The theory of the formation of the bloom is this. As soon as ooze has penetrated into a hide it loses its tanning material, but by capillary attraction is detained; this exhausted ooze acts by maceration on the finer and more soluble interstitial gelatin, and dissolves it. In handling, about one-twelfth of this flows out; the remaining eleven-twelfths accompany the hide into the next stronger solution, of which only one-twelfth is absorbed directly, and a small portion is slowly exchanged by endosmosis and exosmosis. The small portion of strong solution which passes into the pores of the hide contributes to tan the hard fibrous portions not dissolved, and the small portion of weak solution passing out of the hide by exosmosis gives up its dissolved gelatin to the tin of the stronger solution outside to form tannate of gelatin, which partly adheres to the surface as bloom, and partly falls to the bottom of the pit as pitching.

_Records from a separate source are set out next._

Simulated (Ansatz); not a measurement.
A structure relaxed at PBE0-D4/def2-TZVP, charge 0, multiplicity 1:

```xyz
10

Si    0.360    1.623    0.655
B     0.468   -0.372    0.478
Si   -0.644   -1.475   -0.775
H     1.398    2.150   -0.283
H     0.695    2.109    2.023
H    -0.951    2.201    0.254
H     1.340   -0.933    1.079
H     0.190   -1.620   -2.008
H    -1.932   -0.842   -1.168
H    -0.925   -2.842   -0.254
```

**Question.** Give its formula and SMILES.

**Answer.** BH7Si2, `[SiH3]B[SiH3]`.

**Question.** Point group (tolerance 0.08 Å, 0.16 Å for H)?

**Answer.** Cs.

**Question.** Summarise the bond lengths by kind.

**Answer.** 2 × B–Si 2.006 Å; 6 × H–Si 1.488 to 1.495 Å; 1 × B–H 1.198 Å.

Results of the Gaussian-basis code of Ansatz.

From the time when the raw ox hide is taken in hand till the leather is fully dried, not less than a year is consumed in the case of the best qualities of sole leather. It was formerly the practice in England, as it still is on the Continent, to tan by the process of stratification, for which purpose a bed of bark is made upon the bottom of the pit; upon this is laid the hide, then bark, then a hide, and so on until the pit is full; water is sometimes pumped in, and the pit left for some months ; it is then emptied, and the same hides returned with fresh bark and water for a few months longer; this is repeated again and again, until the tanning is completed, the time varying from one to four years for heavy leather.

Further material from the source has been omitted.